Shaikh Tamim has a close alliance with the Muslim Brotherhood
London: Qatar is preparing to begin a
leadership transition this summer in which the emir will relinquish
power to his son, and his cousin, the owner of Harrods, will step down
as prime minister.
Senior figures in Qatar have
briefed foreign counterparts that the time has come for Shaikh Tamim Bin
Hamad, the 33-year-old crown prince, to take over the leadership of the
Gulf state, The Daily Telegraph has learnt.

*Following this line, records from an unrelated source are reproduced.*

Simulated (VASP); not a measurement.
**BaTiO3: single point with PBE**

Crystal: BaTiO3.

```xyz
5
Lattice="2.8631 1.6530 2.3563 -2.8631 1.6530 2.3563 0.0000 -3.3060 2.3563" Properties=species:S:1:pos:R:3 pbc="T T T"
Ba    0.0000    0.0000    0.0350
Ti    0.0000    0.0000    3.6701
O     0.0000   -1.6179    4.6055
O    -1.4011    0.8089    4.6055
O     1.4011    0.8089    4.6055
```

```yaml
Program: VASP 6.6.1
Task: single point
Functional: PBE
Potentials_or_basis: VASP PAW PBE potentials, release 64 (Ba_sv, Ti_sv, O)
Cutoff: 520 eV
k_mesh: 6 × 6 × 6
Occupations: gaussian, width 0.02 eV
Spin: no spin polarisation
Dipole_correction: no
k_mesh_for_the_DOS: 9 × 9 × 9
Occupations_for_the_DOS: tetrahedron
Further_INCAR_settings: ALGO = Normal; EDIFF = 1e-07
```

Shaikh Hamad Bin Jasem, the
prime minister and one of the biggest investors in Britain, will give up
his post. The royal court will then announce that the 61-year-old emir,
Shaikh Hamad Bin Khalifa Al Thani, who has struggled with health
problems, will cede powers to the Sandhurst-educated crown prince.
A British source close to
the Gulf state was told of the plans earlier this year. Sources said
other key states, including the US and Iran, have also been briefed
about the succession.
“The plan is to manage a
staged handover of power that allows the crown prince to come to the
fore,” said one source with knowledge of the discussions. “The stakes
are very high because Qatar is at [the] forefront of events in a very
sensitive region.”
Representatives of the Qatari
government were not able to comment on the discussions about the
leadership but analysts said any changes in leadership would have huge
implications for the Middle East and Western foreign policy.
“The legacy
of the emir and the prime minister has been to make Qatar a player in
the world,” said Michael Stephens, a Gulf researcher at the Royal United
Services Institute. “It was an outpost when they took over and now it
has grown into a modern city. It is one of the biggest investors in
Europe and Britain, has set up a very powerful Arab television station
[Al Jazeera] and has a very prominent foreign policy. That is almost all
down to the driving force of those two men.”
Shaikh Hamad, the emir, took
power in a bloodless coup in 1995 while his father was on a trip to
Europe. His wife Shaikha Mouza, who attended a charity function with the
Prince of Wales at Windsor Castle last week, has been a symbol of
women’s rights in the Arab world. Shaikh Hamad Bin Jasem will remain
chief executive of the Qatar Investment Authority, a sovereign wealth
fund that recycles the emirate’s gas revenues, and will continue to be
the driving force behind the entity that owns Harrods.
Although Shaikh Tamim is well
known to diplomats and foreign officials, there are questions over
policies under the new leadership. Military observers point to his close
alliance with the Islamist Muslim Brotherhood as a potential sign that
he will not be as liberal as his father and the prime minister.